How do I look?
The image-above-all mentality is part of a lamentable trend “Freedom Watch” has long identified as “the corporatization of higher education.” Increasingly, university presidents operate more like CEOs than academic leaders: they emphasize the bottom line, large endowments, U.S. News and World Report rankings, and highly visible campus construction (and donor-naming) projects, while they neglect or marginalize academic excellence, intellectual inquiry, academic freedom, and students’ rights.
Recent experiences with my own alma maters, Princeton and Harvard Law School, offer good examples of how the Ivies are sacrificing openness and frankness to the Almighty Image, especially when it comes to hiding some very un-academic steps taken by administrators. In the spring of 2005, Princeton associate dean of students Hilary Herbold punished editors of the Nassau Weekly, a student literary magazine, for publishing a satirical article that parodied the Holocaust. I wrote to Dean Herbold to complain, since parody is clearly protected by free-speech and academic-freedom doctrines. The dean assured me that while students at Princeton “are free to express their opinions,” racial or ethnic “slurs” fell out of bounds.
Because the dean appeared not to understand the role of parody in free discourse, I wrote a protest letter to the Princeton Alumni Weekly. They sent a reporter to tape record an interview with me about free speech and academic freedom. When the Q&A-style interview appeared on May 11, 2005, it quoted much of what I said about a variety of colleges and universities that were engaged in censorship. But not a word of my criticism of Dean Herbold’s censoring the Nassau Weekly had survived the editor’s red pen. My complaint about censorship had itself been censored!
Harvard Law School has betrayed a similar attitude. For many decades, the law-school community has been blessed with an independent, student-edited newspaper, the Harvard Law Record. It covers, in occasionally discomforting detail, the controversies that regularly engulf that school — notably, whether frank speech and parodies on matters of race, gender, and sexual orientation should be censored. The Record was widely distributed among law-school alumni, mailed free to all members of the Harvard Law School Alumni Association as a benefit of membership.

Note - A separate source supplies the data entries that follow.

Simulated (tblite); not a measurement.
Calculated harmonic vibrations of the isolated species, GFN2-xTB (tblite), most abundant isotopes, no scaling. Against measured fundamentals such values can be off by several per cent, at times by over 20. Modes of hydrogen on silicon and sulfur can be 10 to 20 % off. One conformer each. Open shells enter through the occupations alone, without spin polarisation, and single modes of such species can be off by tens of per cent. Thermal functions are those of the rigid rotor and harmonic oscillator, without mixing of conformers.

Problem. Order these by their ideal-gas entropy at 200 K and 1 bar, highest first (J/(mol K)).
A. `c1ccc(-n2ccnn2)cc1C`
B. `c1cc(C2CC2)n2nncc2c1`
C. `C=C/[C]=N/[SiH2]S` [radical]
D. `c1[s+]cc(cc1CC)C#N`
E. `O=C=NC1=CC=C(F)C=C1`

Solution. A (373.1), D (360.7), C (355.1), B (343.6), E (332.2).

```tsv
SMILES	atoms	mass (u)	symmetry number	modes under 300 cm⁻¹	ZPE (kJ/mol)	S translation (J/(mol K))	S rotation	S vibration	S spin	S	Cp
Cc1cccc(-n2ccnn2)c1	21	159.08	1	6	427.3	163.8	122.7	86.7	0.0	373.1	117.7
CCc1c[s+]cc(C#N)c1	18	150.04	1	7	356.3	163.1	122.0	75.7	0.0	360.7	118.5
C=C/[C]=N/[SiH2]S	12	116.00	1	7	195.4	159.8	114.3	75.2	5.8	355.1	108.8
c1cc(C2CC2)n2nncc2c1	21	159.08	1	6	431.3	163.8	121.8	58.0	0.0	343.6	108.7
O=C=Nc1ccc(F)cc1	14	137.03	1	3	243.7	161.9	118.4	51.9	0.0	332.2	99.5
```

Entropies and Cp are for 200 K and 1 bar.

With little fanfare, the administration persuaded the alumni association to pull distribution of the Record and substitute a long-standing official law-school publication, the Harvard Law School Bulletin. Earlier this year, I complained to the new law-school dean, Elena Kagan, about this action taken under her predecessor, Robert Clark. Although a highly regarded free-speech advocate both on and off campus (a welcome change from her predecessor), Kagan defended this switch. Acknowledging that the Bulletin would cast the law school in a more flattering light, Kagan pointed out that the independent Record is still available to alumni who bother to access it online, while admitting that the law school was — properly, in her view — now getting its own message out.
The Harvard Law School’s latest attempt to control communications with alumni recalls an incident about which I wrote a 1996 op-ed column in the Wall Street Journal. In that piece, I criticized the law school’s then-newly-enacted “Sexual Harassment Guidelines,” a censorship code adopted in the wake of a highly distasteful, but fully protected (by academic freedom) parody of a Harvard Law Review article about feminist scholarship. A member of the then-dean’s office was overheard complaining that he would not mind if Silverglate were to publish an article in some academic journal, but not in a newspaper widely read by wealthy donors. Harvard Law School cannot, of course, control the Wall Street Journal. But the university has now stepped up control over other publications that reach its alumni.